Gold prices rallied on Thursday as borrowing costs for Spain and Italy fell, pushing the euro higher and bringing gold with it.
Gold for February delivery closed off session highs but was still up $8.10 at $1,647.70 an ounce at the Comex division of the New York Mercantile Exchange, The Street reported.
The gold price has traded as high as $1,662.90 and as low as $1,640.90 an ounce while, the spot price was up $4, according to Kitco's gold index.
A successful bond auction in Italy and Spain early in the day cheered gold investors Thursday as the yellow metal was still trading in part with the euro.
Gold eased off session highs as investors took profits but the metal still ended the day on a high note.
'Continued buying interest from investors added to gold becoming technically and fundamentally attractive,' says George Gero, senior vice president at RBC Capital Markets. 'We are adjusting our view for $1,615 low end support, with $1,650 average price for now with resistance at $1,675.'
Italy raised 8.5 billion euros for 12 months at an average yield of 2.73%, which was less than half what it paid a month ago, although demand was slightly less. Spain raised 10 billion euros in three bond auctions at an average yield of 3.68%. The average bid-to-cover ratio was 1.9, which was respectable. Anything over 2 represents solid demand.
'The weakness of past months, which drove the price of gold to an interim 5½-month low of $1,523 at the end of December, would appear to be over,' says Commerzbank. Gold was unfazed by lack of action by the European Central Bank on Friday.

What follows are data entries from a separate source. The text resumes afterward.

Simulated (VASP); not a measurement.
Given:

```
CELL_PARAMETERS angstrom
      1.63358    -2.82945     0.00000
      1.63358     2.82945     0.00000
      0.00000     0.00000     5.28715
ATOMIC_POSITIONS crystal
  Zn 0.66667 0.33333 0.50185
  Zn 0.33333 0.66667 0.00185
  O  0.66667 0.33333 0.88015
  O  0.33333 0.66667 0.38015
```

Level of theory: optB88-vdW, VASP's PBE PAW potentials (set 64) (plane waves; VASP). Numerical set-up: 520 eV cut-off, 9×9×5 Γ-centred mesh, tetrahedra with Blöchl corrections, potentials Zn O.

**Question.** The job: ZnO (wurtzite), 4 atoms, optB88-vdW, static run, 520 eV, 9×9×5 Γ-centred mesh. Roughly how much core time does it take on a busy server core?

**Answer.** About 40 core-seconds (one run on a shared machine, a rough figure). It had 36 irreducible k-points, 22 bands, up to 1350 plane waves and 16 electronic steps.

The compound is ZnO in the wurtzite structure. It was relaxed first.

The ECB left interest rates at 1%, and president, Mario Draghi expects the eurozone economy to recover but very slowly in 2012 and acknowledged high uncertainty and downside risks to the economy.
Draghi also said the ECB is monitoring lending and credit supply for the eurozone, which means more monetary easing isn't necessary right now. The ECB has already pumped a lot of money into the system, offering unlimited loans to banks at low rates and buying bonds of struggling Eurozone nations.
The ECB hasn't committed to as much intervention as the Federal Reserve, for example, with its big bond buying programs, but it is still supporting the markets. Since the second week of August, the eurozone's balance sheet, including national central banks and the ECB, grew by 729 billion euros. Most of the money is winding up parked back at the ECB as bank deposits are at a record high of 464 billion euros.
'Further broad-ranging monetary easing measures cannot be expected,' says Commerzbank, but as long as the ECB doesn't tighten, attempts at pumping money into the European banking system should stay supportive for gold.
'We see the problems in the US and Europe being solved with the printing of money,' says Malcom Gissen, co-manager of the Encompass Fund, 'and when you do that you inflate your currency and drive people to be buying gold.' Inflation in the eurozone fell to 2.8% in December from 3% but is still above the 1% interest rate meaning that real interest rates are actually a negative 1.8%. Cash in the bank loses money and makes gold attractive as a wealth preserver.
'Investors will have less confidence in our currencies and they will move to gold,' says Gissen. Aside from inflation, Gissen says one of the biggest drivers will be strong buying out of China.
The country imported 389 tons of gold in the first 11 months of 2011. 'As people make more money in China we see more gold being purchased,' says Gissen, 'and as it is being made available to them in smaller cities and that will help demand for gold.'
Monetary policy in China is a question mark for gold right now. Inflation in December fell to 4.1% from 4.2%, which was not as dramatic a fall as expected. The question remains is inflation now low enough for the People's Bank of China to ease monetary policy and try to pump more money into the system through lower interest rates, currently at 3.5%, or through allowing banks to lend out more money.
'The way they are conducting monetary policy is through reserve ratios,' Adrian Ash, head of research for the BullionVault.com. Ash says on the surface Chinese demand is bullish for gold. 'Right now people are underwater due to inflation... gives incentive to people switching to buying gold ... gold makes an obvious alternative.' People in China don't also have a lot of ways to invest in assets that offer returns and although inflation is moderating it is still coming through in other aspects like high oil prices and wage growth, wages doubled in 2011.
Ash warns however that the amount of gold China is importing could slowly become a problem.
If China's trade surplus shrinks or if it goes into a deficit, Chinese authorities might get worried about sending more money overseas and how much gold buying is adding to its trade deficit, which might force the government to cut down on imports.
'Amount of gold coming in is going to be a concern to the authorities.'
Gold mining stocks were a mixed bag Thursday. Kinross Gold (KGC) was up 0.16% at $12.83 while Rand gold (GOLD) was adding 1.76% at $110.81.